Phonetic algorithms assist in comparing and matching words by their pronunciation, rather than just their spelling. Early phonetic algorithms were introduced to help analyse US census data. Phonetic algorithms and other ‘fuzzy matching‘ techniques have since played an essential part in many activities including spelling correction, database record linkage and search recommendations. This post looks at how phonetic algorithms works, their limitations, and some alternatives.
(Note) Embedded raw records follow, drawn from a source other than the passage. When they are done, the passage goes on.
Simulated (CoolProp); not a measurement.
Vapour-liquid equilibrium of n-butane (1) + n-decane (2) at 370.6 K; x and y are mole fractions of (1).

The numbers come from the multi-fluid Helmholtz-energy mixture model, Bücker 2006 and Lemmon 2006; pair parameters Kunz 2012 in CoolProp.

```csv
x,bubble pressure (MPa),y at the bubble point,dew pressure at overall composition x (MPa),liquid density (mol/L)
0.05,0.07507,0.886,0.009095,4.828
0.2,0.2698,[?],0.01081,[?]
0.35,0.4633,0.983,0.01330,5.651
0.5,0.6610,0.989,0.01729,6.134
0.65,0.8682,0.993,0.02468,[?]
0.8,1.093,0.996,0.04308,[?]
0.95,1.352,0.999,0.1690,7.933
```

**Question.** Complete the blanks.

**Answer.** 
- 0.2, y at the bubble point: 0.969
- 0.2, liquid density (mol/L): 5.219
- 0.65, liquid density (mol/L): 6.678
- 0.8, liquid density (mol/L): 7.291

Phonetic Algorithms – using sound rather than spelling
Phonetic algorithms work by breaking down words into sounds rather than spellings. One of the most commonly used phonetic algorithms is ‘Soundex‘, which was created to help analyse US census data in the early 20th century. Other phonetic algorithms are often developments and enhancements of Soundex, and it can serve as an example of how phonetic algorithms work in general.
The Soundex algorithm encodes words (typically names) as a letter followed by three numerical digits. The numerical digit grouping is given by the place of articulation of the different sounds in English. For example, b, f, p and v are given the code number 1, while d and t are given the code number 3.
To build up the full Soundex for a word, the first letter is kept and then all vowel sounds (including h and w) are removed. There are then additional rules for dealing with duplicates and other special cases. The result is a letter plus three number code for original string. This simplified representation of language is what makes Soundex and other similar phonetic algorithms a powerful tool for comparing words.
You can try out Soundex using an online Soundex encoder. Running Soundex on a word or phrase will produce a four-character code. Have a play around and you will see some of the potential pit falls with Soundex-type encoding.
You will see that ‘Robert’ and ‘Ropert’ yield the same Soundex code (R163), which would be useful if ‘Ropert’ was a miss-spelling of ‘Robert’. Rupert also has the code ‘R163’, and Rupert is less likely to just be a miss-spelling of Robert so this could be an incorrect result.
Soundex codes also struggle with longer strings. Jones and Johnson give J520 and J525 respectively, which is fine. If we include those as surnames to distinguish between two people with the name ‘Robert’, the Soundex stops being useful. Robert Jones and Robert Johnson will still return the code R163, since the Soundex code only considers the first few characters of a string.
Limitations of Phonetic Algorithms
Phonetic algorithms can be immensely useful for document search and data matching. They do have their limitations though, particularly when it comes to cultural differences in sounds and Latinised spellings – phonetic algorithms are fairly crude, and very specific to the languages they were designed for, usually either English or German. ‘Out of the box’ phonetic algorithms are also vulnerable to typos and other input errors, and do not have ways to distinguish the closeness of matches.
There are certain inputs to phonetic algorithms that can be particularly challenging. These include:
- Dependence on initial letter (e.g. f vs. ph): Phonetic algorithms typically build a code based on the first letter of the name or word of interest. This approach can easily be thrown by names with different letters for the same sound: for example ‘Katherine’ (Soundex: K365) and ‘Catherine’ (Soundex: C365).
- The limit to the number of characters in a Soundex code (four) means that longer words can share the same code, even if they are rather different.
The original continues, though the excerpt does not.